The film will be screened at 6 p.m. in Room 1000 at the UC Davis Betty Irene Moore School of Nursing. The school is at 4610 X Street in Sacramento.
The Bulosan Center for Filipino Studies is named after Carlos Bulosan, a migrant worker, labor activist and writer who chronicled the struggles of low-income Filipino workers in the 1930s through the 1940s in his book “America is in the Heart.” The first Filipino studies center with links to the Universities of California, the center aims to carry on Bulosan’s legacy by supporting education, research and advocacy of the Filipino community and diaspora in the U.S.
The Center received a $1 million funding last October to expand research on the Filipino community, one of the largest and fastest-growing Asian American groups in the U.S.
Dr. Robyn Rodriguez, founding director of the center and chair of UC Davis’ Asian American studies, said a celebration of the milestone has been long overdue.
One of the projects currently at the Center is the “Filipinx count,” a survey about Filipino and Filipino American health and well-being, covering topics such as migration, political involvement and education.
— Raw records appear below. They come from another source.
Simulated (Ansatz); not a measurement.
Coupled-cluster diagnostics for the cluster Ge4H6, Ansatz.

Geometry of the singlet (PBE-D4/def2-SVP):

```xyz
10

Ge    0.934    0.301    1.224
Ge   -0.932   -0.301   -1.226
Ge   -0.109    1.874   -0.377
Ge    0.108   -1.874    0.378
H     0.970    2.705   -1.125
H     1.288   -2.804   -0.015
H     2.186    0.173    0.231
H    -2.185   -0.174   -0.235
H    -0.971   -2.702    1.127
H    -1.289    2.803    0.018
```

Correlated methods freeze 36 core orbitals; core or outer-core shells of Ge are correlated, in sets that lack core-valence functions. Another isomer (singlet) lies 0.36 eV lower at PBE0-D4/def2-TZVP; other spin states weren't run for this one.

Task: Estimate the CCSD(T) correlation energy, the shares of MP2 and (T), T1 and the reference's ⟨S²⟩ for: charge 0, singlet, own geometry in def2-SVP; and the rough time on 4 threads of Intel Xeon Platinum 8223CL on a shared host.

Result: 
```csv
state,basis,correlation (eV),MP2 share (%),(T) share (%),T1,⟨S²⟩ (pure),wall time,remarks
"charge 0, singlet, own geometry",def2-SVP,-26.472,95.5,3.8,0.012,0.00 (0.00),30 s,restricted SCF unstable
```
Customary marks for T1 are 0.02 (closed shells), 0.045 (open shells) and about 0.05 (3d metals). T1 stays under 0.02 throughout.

“Separate and along census outreach efforts, we realize it can only scratch the surface in understanding the complex issues faced by the Filipino community,” Rodriguez said, noting the last major data collection on the Filipino population in California was in the 1990s.
Researchers at the center are also investigating the labor trafficking of Filipino teachers into California schools, Rodriguez said, where workers signed fraudulent contracts with labor recruiters in the Philippines and later found their actual salary in the U.S. not as promised.